For 7 months now I’ve been flying solo, going it alone at this parenting malarkey. I don’t wish to share in this post the ins and outs of my divorce-it was a decision that didn’t come easily but ultimately what was best for me and my daughter. Having said that, becoming a single mum had to come as part of the decision to end my marriage and although it was the right move to make, the thought was rather daunting and obviously came with a lot of apprehension.
I worried about a multitude of things, would I cope juggling a baby, job/career and a life for myself? Would I be happy, would I still enjoy being a mum? Would I maintain a lifestyle that I could enjoy? Would I manage financially? The answer was yes, and then some!
The anxiety of being a single mum was worse than actually being one. I hadn’t planned becoming a single mum, the issues on the marriage came to a head rather quickly and the decision to leave was rather sudden following some events so it wasn’t like I had much time to get my head around it. I just thrust myself in at the deep end and had to get on with it.
The key thing was that failure isn’t an option when you’re a single mum. You make it work because you have to. Juggling everything though is much much easier than I thought, my daughter is thriving and we’re really enjoying our time together. We’re getting plenty of quality time and I’m still managing to thrive in my career. This is what my biggest worry was, would I be torn between being a good mum and good employee that’s getting job satisfaction and the fact is I’m not only managing to do both but I’m enjoying doing both too!

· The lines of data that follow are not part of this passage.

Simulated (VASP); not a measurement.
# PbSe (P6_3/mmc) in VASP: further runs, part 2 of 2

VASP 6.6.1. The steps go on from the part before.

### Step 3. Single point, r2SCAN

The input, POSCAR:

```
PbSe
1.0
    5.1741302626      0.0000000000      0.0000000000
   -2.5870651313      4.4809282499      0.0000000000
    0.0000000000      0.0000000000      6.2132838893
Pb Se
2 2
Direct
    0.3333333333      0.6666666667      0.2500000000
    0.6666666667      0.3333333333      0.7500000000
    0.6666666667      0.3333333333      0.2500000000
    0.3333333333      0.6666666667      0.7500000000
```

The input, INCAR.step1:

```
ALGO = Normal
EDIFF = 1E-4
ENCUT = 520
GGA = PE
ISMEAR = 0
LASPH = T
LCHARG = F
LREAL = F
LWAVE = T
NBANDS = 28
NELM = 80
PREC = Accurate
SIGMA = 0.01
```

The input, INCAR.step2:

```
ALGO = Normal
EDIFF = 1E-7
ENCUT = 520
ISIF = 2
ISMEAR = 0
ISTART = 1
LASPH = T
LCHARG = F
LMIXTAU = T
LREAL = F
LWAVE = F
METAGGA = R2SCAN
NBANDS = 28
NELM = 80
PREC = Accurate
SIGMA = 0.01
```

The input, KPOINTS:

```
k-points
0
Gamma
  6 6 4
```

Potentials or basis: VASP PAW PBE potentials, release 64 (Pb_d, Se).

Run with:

I’ve a good support network of family and friends who will always lend a helping hand if I need but generally I haven’t need to really ask for much, I have childcare sorted and if I’ve ever needed favours from people it’s usually been something I’d have asked for regardless of being a single mum. What’s nice though is knowing I have people there if I need it and more importantly they’re there to offer emotional support. My friends and family keep reminding me that I’ve got this shit and that I’m smashing it as a single mum.
Which I am, but not because I’m coping with all the practical things. Me and my girl are smashing it because we’re loving each other and are happy, we’re building a great life together and although it’s been as a result of a difficult and challenging situation and time for us both. The upheaval of the divorce hasn’t phased us, we’re growing our life together, creating happiness and memories.
Don’t get me wrong it’s not all sunshine and roses, we’ve had coughs and colds to contend with, teething troubles, flat tyres, broken boilers and escapee chinchillas! But these things are all par the course, they’re part of life and we’ve coped with them, we’ve dealt with them sorted it, mended it, healed and got better or caught the furry beast! They’re all things that are part of life and bound to happen and they’ve not phased us in the slightest-me and my girl have just got on with it and not let it get us down, which is also smashing it. We’re smashing it because life isn’t all plain sailing and we’re cracking on and dealing with whatever comes our way just as anyone else would.
So this might not be the path I originally intended to take in life but it’s one I’m enjoying. And I guess that’s the biggest fear, not will I cope as a single mum but will I enjoy being a single mum. The answer is yes and that’s why we’re smashing it.